NetBSD Problem Report #57643
From www@netbsd.org Wed Oct 4 06:51:29 2023
Return-Path: <www@netbsd.org>
Received: from mail.netbsd.org (mail.netbsd.org [199.233.217.200])
(using TLSv1.3 with cipher TLS_AES_256_GCM_SHA384 (256/256 bits))
(Client CN "mail.NetBSD.org", Issuer "mail.NetBSD.org CA" (not verified))
by mollari.NetBSD.org (Postfix) with ESMTPS id 195371A9238
for <gnats-bugs@gnats.NetBSD.org>; Wed, 4 Oct 2023 06:51:29 +0000 (UTC)
Message-Id: <20231004065127.2A5B61A923A@mollari.NetBSD.org>
Date: Wed, 4 Oct 2023 06:51:27 +0000 (UTC)

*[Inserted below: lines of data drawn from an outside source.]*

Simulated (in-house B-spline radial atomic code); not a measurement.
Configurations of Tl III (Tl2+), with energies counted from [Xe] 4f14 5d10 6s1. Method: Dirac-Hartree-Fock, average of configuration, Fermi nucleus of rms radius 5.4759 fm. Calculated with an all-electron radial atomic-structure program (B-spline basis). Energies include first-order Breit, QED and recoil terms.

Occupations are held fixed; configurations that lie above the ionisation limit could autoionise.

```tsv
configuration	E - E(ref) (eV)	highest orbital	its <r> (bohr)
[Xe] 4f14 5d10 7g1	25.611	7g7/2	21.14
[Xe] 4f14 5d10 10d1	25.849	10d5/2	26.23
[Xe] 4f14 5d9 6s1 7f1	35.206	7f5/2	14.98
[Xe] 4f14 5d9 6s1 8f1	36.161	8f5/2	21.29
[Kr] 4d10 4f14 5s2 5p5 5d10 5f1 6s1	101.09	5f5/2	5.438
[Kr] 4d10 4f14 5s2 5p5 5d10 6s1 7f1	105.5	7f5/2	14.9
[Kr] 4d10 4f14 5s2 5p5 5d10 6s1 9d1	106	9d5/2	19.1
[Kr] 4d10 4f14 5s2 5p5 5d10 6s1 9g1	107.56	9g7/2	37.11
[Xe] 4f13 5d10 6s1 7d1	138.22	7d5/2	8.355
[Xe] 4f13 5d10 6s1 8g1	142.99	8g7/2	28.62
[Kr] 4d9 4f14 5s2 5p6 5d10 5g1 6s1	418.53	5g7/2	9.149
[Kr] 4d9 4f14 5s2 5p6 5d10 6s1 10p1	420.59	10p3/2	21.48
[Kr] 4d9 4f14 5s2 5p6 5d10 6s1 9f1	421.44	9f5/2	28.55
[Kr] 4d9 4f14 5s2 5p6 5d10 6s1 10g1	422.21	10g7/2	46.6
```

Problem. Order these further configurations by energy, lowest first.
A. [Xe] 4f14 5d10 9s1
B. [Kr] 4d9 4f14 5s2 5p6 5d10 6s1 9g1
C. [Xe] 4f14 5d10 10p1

From: rokuyama.rk@gmail.com
Reply-To: rokuyama.rk@gmail.com
To: gnats-bugs@NetBSD.org
Subject: aarch64: smmu(4) seems mandatory for some SoC and/or memory configuration
X-Send-Pr-Version: www-1.0
>Number: 57643
>Category: port-arm
>Synopsis: aarch64: smmu(4) seems mandatory for some SoC and/or memory configuration
>Confidential: no
>Severity: serious
>Priority: medium
>Responsible: port-arm-maintainer
>State: open
>Class: sw-bug
>Submitter-Id: net
>Arrival-Date: Wed Oct 04 06:55:00 +0000 2023
>Last-Modified: Tue Oct 10 04:10:01 +0000 2023
>Originator: Rin Okuyama
>Release: 10.99.8
>Organization:
Internet Initiative Japan Inc.
>Environment:
NetBSD lx2k-igc-intel 10.99.8 NetBSD 10.99.8 (GENERIC64) #152: Wed Oct 4 12:28:25 JST 2023 rin@netbsd:/home/rin/src/sys/arch/evbarm/compile/GENERIC64 evbarm aarch64
>Description:
For HoneyComb LK2K with its latest (2021-08-10) UEFI firmware:
https://images.solid-run.com/LX2k/lx2160a_uefi
TX stalls indefinitely for upcoming igc(4) driver, if 64-bit DMA tag
is used; only a part of TX packet is marked processed, with
succeeding buffers up to EOP being untouched forever.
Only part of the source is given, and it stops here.